Extracting Valuable Messages from ‘Alchemy of Souls’

▉ 30 Jun 2023      ▉ Duygu Dağdelen    

Alchemy of Souls was my guilty pleasure this past months. The South Korean TV series is set in a fictional country where the fates of two people become intertwined due to the forbidden ‘alchemy of souls’, which allows souls to switch bodies, while also introducing various political conflicts alongside. As a data scientist, I have a habit of seeing everything as a potential dataset that can be expressed in numbers and strings.

In this post, we will explore how fictional stories can help conceptualize the world, and I will share how I build a data-based application by each step: creating the data, applying NLP techniques to find the valuable lines, and finally building the application with my dataset. You can find the live website here.

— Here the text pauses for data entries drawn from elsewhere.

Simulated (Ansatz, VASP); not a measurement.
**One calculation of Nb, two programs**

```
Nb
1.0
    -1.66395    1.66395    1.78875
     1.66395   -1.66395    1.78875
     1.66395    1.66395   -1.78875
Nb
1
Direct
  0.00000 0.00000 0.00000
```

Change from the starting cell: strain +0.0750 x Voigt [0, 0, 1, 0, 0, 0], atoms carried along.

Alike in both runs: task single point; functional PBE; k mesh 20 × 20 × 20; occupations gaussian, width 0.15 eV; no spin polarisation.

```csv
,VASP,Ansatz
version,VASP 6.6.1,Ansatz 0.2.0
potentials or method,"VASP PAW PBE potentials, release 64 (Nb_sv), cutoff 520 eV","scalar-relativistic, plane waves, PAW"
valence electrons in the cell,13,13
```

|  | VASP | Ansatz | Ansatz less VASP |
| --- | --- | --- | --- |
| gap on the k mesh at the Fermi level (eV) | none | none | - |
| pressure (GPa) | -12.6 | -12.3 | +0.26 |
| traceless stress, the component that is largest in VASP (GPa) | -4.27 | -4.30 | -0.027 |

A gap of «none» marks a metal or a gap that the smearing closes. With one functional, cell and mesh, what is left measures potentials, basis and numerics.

How fictional stories can help conceptualize the world

We all enjoy a good story. Throughout history, telling stories has been one of our most fundamental communication methods. Interestingly, even in the realm of Data Science, we recognize and appreciate the influence of data storytelling. Stories go beyond mere entertainment; they possess a remarkable ability to teach us important life lessons, help us make sense of the world around us, and inspire us to think and act in new ways. Undoubtedly, they are a timeless and universal tool, capable of engaging, entertaining, and inspiring us all.

Korean series are well known for their phenomenal storytelling. They often have complex and well-developed plots with compelling characters, were various themes and issues are explored. Whether it’s the charming and charismatic leading man or the strong and independent leading woman, they have an interesting way of incorporating what a character is thinking into the plot. These characters are often written in a way that makes them feel like real people with flaws, hopes, and dreams. I have personally watched many K-dramas with relatable themes, that tackle pretty important issues. By depicting these themes in a way that is both honest and emotional, Korean dramas are able to connect with viewers on a deep level. Also worth mentioning are the visual elements, their high production values are no joke. It’s hard to look away from their high-quality cinematography, beautiful locations, and well-choreographed scenes.

Creating the data

To create the data, I turned to the English subtitles per episode, which where available in srt format. Using Python, I wrote a script to extract the dialogue from the subtitle files per episode and convert them into a csv file. This process involved identifying and selecting the relevant data, with the result of these output csv files containing all the spoken lines by the characters throughout the episode, along with timestamps, the season and episode number in which they were spoken. With this collection of prepped datasets in hand, I was ready to analyze the dialogue and find the meaningful, iconic lines that contain valuable messages using Natural Language Processing (NLP) techniques in Python.

Applying NLP techniques to find the valuable lines

Using a topic modeling technique like Latent Dirichlet Allocation (LDA) to extract themes and messages from the preprocessed text data:

from gensim import corpora
from gensim.models import LdaModel

# create a dictionary
dictionary = corpora.Dictionary(df_ep19['clean_text'].apply(lambda x: x.split()))

# create a corpus
corpus = [dictionary.doc2bow(text.split()) for text in df_ep19['clean_text']]

# train the LDA model
lda_model = LdaModel(corpus=corpus, id2word=dictionary, num_topics=5, random_state=42)

Viewing the top 5 topics and the top words in each topic:

# print the topics and the top words in each topic
for idx, topic in lda_model.print_topics(-1):
    print(f"Topic: {idx} \nWords: {topic}\n")

Building a application with my dataset

If you’re curious to see the application, you can find it here. I hope you enjoy it as much as I enjoyed creating it, and that it inspires you to explore the meaningful messages that can be found in your favorite stories.